This is the second time that an unexpected asteroid has been spotted circling Earth. The first mini-moon was registered in 2006 and departed by 2007. Earth gains mini-moons when asteroids orbiting the sun try to skate by Earth, and the planet’s gravity pulls them off track just enough that they stick around, instead of just slightly bending their path or taking a nose-dive toward Earth’s surface.
It’s a delicate balance, but University of Canterbury astronomer Michele Bannister tells Rebecca Boyle at the New York Times that mini-moons may actually be very common.
“They are orbiting roughly the same space that we are, and some will get into the right spot where it can nudge into a ballet with us. And then it’s like any dance: you do a couple spins together, and go your separate ways,” she tells the Times. “There’s something beautifully transient about it.”
By another estimate, Earth probably has at least one two-foot-wide mini-moon at any given time, and one the size of 2020 CD3 about once every decade, per the Times.
Wierzchos described the mini-moon’s orbit as “chaotic,” per Space’s Elizabeth Howell. The mini-moon is being tugged not only by Earth’s gravity, but also by our long-term moon, so 2020-CD3 has been as close as one-fifth the average distance between Earth and the moon, and as far as four and a half times the same measurement. Based on the software that models the mini-moon’s orbit, it probably joined Earth in about 2017, and will only stick around for a few more weeks.

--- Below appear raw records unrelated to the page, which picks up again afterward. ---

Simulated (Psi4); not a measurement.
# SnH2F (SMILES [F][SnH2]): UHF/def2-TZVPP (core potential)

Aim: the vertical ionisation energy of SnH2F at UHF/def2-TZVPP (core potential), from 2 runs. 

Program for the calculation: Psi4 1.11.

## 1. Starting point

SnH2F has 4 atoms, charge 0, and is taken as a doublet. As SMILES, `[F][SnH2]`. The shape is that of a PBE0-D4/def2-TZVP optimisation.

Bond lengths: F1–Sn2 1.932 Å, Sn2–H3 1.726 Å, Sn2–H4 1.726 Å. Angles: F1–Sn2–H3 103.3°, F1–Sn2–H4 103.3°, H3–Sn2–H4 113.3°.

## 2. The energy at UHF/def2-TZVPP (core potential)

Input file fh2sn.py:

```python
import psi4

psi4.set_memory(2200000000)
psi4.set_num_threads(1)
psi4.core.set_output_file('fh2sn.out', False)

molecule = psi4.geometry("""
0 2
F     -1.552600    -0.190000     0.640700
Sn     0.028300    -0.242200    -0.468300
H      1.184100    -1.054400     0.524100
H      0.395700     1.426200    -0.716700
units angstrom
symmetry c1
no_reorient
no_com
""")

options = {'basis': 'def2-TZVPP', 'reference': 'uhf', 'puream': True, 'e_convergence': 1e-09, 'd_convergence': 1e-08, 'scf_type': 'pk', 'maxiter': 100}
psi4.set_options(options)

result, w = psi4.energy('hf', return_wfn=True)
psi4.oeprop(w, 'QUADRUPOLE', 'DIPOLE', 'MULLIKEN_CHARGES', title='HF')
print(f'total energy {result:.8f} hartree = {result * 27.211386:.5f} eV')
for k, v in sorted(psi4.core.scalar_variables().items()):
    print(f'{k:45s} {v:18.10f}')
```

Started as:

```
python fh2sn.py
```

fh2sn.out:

In the statement by Catalina Sky Survey, the astronomers explained that it’s probably not the leftovers from an abandoned spacecraft because it doesn’t seem to be pushed around by solar radiation pressure—the force exerted by light pushing on an object. An empty spacecraft is easy to push around, compared to a dense piece of rock.
But, Wierzchos adds to Space, "The possibility it is artificial still exists, so I am trying to be cautious with every statement. I'd hate it to be artificial after [everyone is] making a fuss [about the discovery]."
Because not many observatories have gotten a clear look at the mini-moon, astronomers haven’t had a chance to take measurements that would reveal what it’s made of. If it’s the most common type of asteroid, then it’s probably smaller than a compact car. At this point, only the largest professional telescopes can see it now.
It seems like we only just met 2020 CD3, and when it leaves, it probably won’t be goodbye forever. The 2006 mini-moon is due to return around August 2028, and our newest visitor is likely to return someday as well. NASA’s Jet Propulsion Laboratory estimates about a three percent chance that it will collide with Earth in the next 100 years. If that happens, it will mostly burn up in the atmosphere without causing any damage on the ground. But it’s more likely that the asteroid will just fly by or take another do-si-do around Earth.